Following the most expansive trading range of the last 12 months, the gold market is a little off balance this morning because of the tempering of US/Chinese trade tensions.
Surprisingly gold and silver aren't benefiting from lingering global slowing fears this morning following the weakest Chinese industrial growth in 17 years and an apparently media obsession with the potential for an inverted US yield at some point in the coming trading session.
Clearly, the Trump tweet stopped the gold and silver rallies in their tracks with suggestions that the US was delaying some tariffs.
However, the more damaging development from yesterday is that meetings next month might be in the works. In fact the return to global optimism is justifiably facilitated by Chinese official dialogue acknowledging the conference call between top US and Chinese trade negotiators.

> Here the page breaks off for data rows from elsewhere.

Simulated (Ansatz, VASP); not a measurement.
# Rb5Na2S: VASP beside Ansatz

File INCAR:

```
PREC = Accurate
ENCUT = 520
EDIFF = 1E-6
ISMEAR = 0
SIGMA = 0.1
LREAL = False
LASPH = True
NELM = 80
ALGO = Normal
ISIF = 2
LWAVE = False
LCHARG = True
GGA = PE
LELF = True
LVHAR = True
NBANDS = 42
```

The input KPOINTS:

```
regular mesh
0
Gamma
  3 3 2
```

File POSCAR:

Unfortunately for the bull camp, yesterday's events resulted in a six day upside breakout in the dollar and more gains in the dollar should be expected in the event that the flow of trade dialogue from either side of the Pacific gives indications of a set date for talks. A
lso unfortunately for the bull camp gold ETF funds sold 350,321 ounces of gold yesterday for the biggest daily liquidation in three months but silver ETF's saw inflows of 1.7 million ounces bringing this year's net purchases to 87.2 million ounces.
However, the large outside day range with a lower close in gold combined with a recent record spec and fund long positioning leaves the market extremely vulnerable to technical stop loss selling. Therefore traders should monitor action at the $1,498.60 level and then again down at the $1,488.90 level as violations of either those levels could project prices down to at least $1,470.